In the Book of Five Rings, Miyamoto Musashi says that whether it is better to use a long sword or a short sword, depends on the amount of space available where you are fighting. If you are fighting in a small room a short sword has an advantage, in an open space, the long sword has freedom of movement and a longer reach. Though a sword that is too long and too heavy, might be hard to wield quickly.

In chess, the knight tends to have an advantage in closed locked positions and the bishop tends to be stronger in wide open positions.

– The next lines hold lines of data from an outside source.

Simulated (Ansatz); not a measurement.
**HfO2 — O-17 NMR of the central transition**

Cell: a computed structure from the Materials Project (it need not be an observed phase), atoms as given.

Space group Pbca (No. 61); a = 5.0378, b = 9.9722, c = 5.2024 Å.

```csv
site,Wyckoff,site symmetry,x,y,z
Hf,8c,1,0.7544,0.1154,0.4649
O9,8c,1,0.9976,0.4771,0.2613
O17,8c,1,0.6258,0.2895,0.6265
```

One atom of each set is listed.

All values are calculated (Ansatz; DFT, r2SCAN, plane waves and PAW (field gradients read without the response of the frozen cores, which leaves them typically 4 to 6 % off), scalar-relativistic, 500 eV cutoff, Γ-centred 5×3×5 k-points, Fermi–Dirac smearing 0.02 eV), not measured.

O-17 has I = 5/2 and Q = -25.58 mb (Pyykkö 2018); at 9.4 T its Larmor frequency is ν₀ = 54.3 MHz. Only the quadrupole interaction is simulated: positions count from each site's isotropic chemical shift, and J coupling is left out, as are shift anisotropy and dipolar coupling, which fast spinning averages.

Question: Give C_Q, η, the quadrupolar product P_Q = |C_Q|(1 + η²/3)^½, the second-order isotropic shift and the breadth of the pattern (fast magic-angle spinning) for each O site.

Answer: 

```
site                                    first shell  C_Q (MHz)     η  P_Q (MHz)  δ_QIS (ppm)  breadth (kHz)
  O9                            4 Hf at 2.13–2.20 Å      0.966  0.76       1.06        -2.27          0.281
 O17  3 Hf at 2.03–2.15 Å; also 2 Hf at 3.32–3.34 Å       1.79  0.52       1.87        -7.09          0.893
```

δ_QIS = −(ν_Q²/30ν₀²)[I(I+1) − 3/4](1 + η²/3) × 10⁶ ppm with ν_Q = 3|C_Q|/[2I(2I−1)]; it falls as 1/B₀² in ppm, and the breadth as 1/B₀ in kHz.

With mortgages, as some others have pointed out, your holding period determines which mortgage you should choose. If you will only stay in the home a short time before selling, then an ARM may get you the cheapest interest rate for that period. BUt if you plan to stay in the home for 30-50 years, a fixed mortage might lock in the cheapest rate.

5% and 6% are the cheapest rates in 40 years. Why would you not lock that rate in.

When gas was selling for $1 a gallon, it would have been nice to be able to lock in that price for 30 years.

Given that real estate transactions costs are high, the person who buys a home and stays in it for a long period of time, might tend to do better than one who repeatedly buys and sells the same-sized home.

Remember, every time you sell, you may have to pay a 5% commission, you have to pay moving costs, you incur stress, and you may have to pay taxes, depending on your situation.

Stocks used to be more expensive to trade. So people tried to buy and hold to avoid taxes and trading costs. Now that you can trade shares for pennies per share, you can trade in and out more, over the short term, without paying as high a penalty.

With real estate, the penalty for short-term trading is high. So, in general, you want to buy and sell less frequently, rather than more more frequently.

The higher the trading and taxation costs, the longer your holding period should generally be.

If every time you sell, you lose 10% of your equity. You want to be careful not to buy and sell too much. And remember, you can be wrong about your timing. If you sell at the wrong time and the land goes up in value 30%, you have left money on the table. On the contrary, if you hold and the land drops in value 50% and never recovers, this sucks.